New drama sheds light on Holocaust denial case | The Triangle

New drama sheds light on Holocaust denial case

Photo courtesy: Laurie Sparham, Bleeker Street Media
Photo courtesy: Laurie Sparham, Bleeker Street Media

There were no gas chambers or systematic extermination facilities. The Holocaust didn’t really happen. Even if it did, six million Jews weren’t actually killed by the Third Reich. This number is grossly exaggerated to advance the Jewish-Zionist agenda and pull in profits for the state of Israel…

These are actual assertions by people who seek to shed doubt and disseminate misinformation and blatant lies about the most heinous atrocities in human history. We’ve seen the horrors of the Holocaust re-created by Hollywood again and again. Movies like “Schindler’s List” and “Son of Saul” take unflinching looks at the unspeakable crimes against humanity committed by the Nazis during World War II.

What we haven’t seen too often in cinema, however, are the injustices of the Holocaust scrutinized years after the fact. Last year, “Woman in Gold” (starring Helen Mirren and Ryan Reynolds) depicted a legal battle waged in the 21st century over a piece of Jewish-owned art stolen by the Germans during WWII.
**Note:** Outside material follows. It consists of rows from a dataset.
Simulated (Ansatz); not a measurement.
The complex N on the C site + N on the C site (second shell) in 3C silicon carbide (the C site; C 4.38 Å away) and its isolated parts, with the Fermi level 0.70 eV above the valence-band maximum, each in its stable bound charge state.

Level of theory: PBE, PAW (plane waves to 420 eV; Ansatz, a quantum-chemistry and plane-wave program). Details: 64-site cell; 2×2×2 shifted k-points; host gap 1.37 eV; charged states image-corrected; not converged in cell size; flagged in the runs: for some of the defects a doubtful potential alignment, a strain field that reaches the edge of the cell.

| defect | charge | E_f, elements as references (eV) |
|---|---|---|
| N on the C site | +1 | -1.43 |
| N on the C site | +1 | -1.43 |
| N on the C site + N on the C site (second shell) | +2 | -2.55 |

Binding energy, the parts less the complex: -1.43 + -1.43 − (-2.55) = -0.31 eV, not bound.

In other words, what does the passage of time do to our collective historical memory? Does the succession of generations force us to fall prey to Santayana’s warning about repeating the past if we forget it?

That’s the central question of “Denial,” a stranger-than-fiction courtroom drama about the libel suit brought by notable British “historian” David Irving (author of “Hitler’s War”) against Jewish-American historian Deborah Lipstadt in the late 1990s and early 2000s.

Irving, a racist, anti-Semitic Holocaust-denying Hitler cheerleader, accused her of defaming his reputation when she branded him as such in her 1993 book “Denying The Holocaust: The Growing Assault on Truth and Memory.” Here’s the film’s central kicker: the case was brought in the United Kingdom where the burden of proof is on the accused. Instead of laying down and settling, Lipstadt (played by Rachel Weisz with a perfect rendition of a Queen’s accent) decides to fight for the truth against Irving’s deliberate historical distortion of the facts surrounding Hitler’s Final Solution. It’s a fascinating story with an important outcome that I had never heard of until seeing the movie’s trailer.

The movie jumps around from between the years 1994 and 2000, when the case itself was being prepared for presentation to Justice Charles Gray. Lipstadt’s defense is a crack legal team of lawyers and historians. In particular, the movie focuses on British-Jewish lawyer Anthony Julius (“Sherlock” and “Spectre” villain Andrew Scott working on the side of justice for once) who helped Princess Diana out with her divorce and British libel lawyer Richard Hampton (a gruff but lovable Tom Wilkinson). While somewhat glossed over in the movie, the legal fees for Lipstadt’s  defense cost more than $2 million, donated by multiple benefactors, including Steven Spielberg.

Irving is played by Timothy Spall, who makes it easy to hate a man who spouts enough hate and ridiculousnesss to compete in today’s presidential election. He asserts that more people died in the backseat of Ted Kennedy’s car at Chappaquiddick than at Auschwitz and teaches his infant daughter bigoted poems about “half-breed” children.

Directed by Mick Jackson, a veteran director for HBO features like “Temple Grandin,” the movie never lives up to its glorified TV movie trappings. Despite some of its more lackluster execution, “Denial” is like a well-produced stage production, which is fitting given its screenplay from David Hare, adapted from Lipstadt’s book “History on Trial: My Day in Court with a Holocaust Denier.”

Nevertheless, that doesn’t stop it from containing some seriously moving moments such as Lipstadt visiting the haunting remains of the Auschwitz concentration camp in Poland; the film crew was allowed to film on the actual grounds, which makes it even more poignant.

Cinematographer Haris Zambarloukos keeps the camera on the barbed wire perimeter and barracks longer than necessary to impress upon the historical significance of what went on there. Another powerful sequence inside the courtroom shows a debate over the use of the camp’s gas chambers where we get a horrifying glimpse (via reenactment) of dozens of people choking on Zyklon B.

In the end, the film’s messages on freedom of speech, remembering the past and speaking for the dead heavily outweigh its faults. In one instance, Lipstadt attempts to convince a dinner table full of complacent European Jews (who want her to settle the case) to help fund her defense. It brings to mind the old platitude of, “evil flourishes when good men do nothing.” And to take it further, when good men do not act, evil imprints itself on humanity like a string of inked numbers on a forearm.

“Denial” drives that theme home and, in a era when bigotry is on the rise once more, it couldn’t have come at a better time.